Thursday, January 28, 2016

History in the Streets: London



I hate London and I wish I were out of it.”

So wrote Lady Katherine Cochrane in one of her letters to her husband – she was apparently living in lodgings while her husband, Lord Thomas Cochrane, headed up the Greek navy in the nation’s bid for independence. When the bother of town became too much, her ladyship habitually took to the quiet of the Kent countryside. 

While I could appreciate Kate’s sentiments, I could not share them as I strolled the streets of London one quiet morning in October. I had dashed by bus, Tube, and foot from the edge of Hampstead Heath to make a pilgrimage to Regent’s Park. This had, after all, been Kate’s neighborhood.

Hanover Lodge, Regent's Park, London, 1827. Villa designed by architect John Nash.

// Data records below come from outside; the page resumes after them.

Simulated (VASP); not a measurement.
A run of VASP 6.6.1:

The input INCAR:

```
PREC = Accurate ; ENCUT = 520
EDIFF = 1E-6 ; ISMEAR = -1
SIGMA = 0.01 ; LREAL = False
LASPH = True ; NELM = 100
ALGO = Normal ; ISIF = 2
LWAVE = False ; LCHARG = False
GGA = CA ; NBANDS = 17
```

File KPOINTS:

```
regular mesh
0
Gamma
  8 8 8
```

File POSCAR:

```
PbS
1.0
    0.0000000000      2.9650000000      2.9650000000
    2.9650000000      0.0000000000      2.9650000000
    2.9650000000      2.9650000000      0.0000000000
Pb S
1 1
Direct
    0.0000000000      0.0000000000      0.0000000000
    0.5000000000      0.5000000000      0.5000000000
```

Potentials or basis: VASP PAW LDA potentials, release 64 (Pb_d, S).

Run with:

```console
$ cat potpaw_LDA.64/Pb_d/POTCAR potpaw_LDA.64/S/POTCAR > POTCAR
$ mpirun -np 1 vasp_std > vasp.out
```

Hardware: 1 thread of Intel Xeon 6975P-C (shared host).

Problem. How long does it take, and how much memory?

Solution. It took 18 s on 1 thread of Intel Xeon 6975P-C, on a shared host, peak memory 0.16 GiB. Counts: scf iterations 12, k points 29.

She lived in the London of mad King George, and Beau Brummel, and Lord Byron and Caroline Lamb. This was the London of the fictitious Dashwood sisters, and where the unfortunate Lydia Bennett presumably lost her virtue to George Wickham. 

Though no such figures lurked about that Saturday morning, I could easily enough imagine them. London has the charm of being able to keep the past visible alongside the present. Regent’s Park itself was a product of that very era, named for the bon vivant Prince Regent, George Augustus Frederick, and originally envisioned an aristocratic enclave, with a palace for the prince and several villas for his friends.

No palace materialized from these grand schemes, but some of the villas did – Hanover Lodge among them. Here Kate and Thomas settled in 1833 with their two youngest children, several servants, and eventually, a pony. 

Regent's Park Canal. Regent's Park, London.

It is a magnificent setting. The waters of the Canal are quiet. A few plucky blackberries cling to briars along the pathway. The trees still have their leaves, and the air is warm enough that I loosen my jacket. London seems to have forgotten this corner of its boroughs, for I pass only a handful of joggers. It is as close to solitude as one may get in a city of millions.

I follow the path as far as I dare, though it is not the worry of walking too far alone in a foreign city that pulls me back, but the consciousness that a train that will take me to my next destination, Edinburgh, will be leaving King’s Cross station in a few hours, and I must be on it. I reluctantly leave the Park, and my window into the past, behind.

P.S. After returning to the States, I learned that Hanover Lodge is once again a private residence – this time, purchased by a shadowy Russian billionaire.

Notes:
Letter held at the National Records of Scotland, GD233/13/6/1/3/8 (2). Cochrane, Katherine Barnes. 2 May, n.d.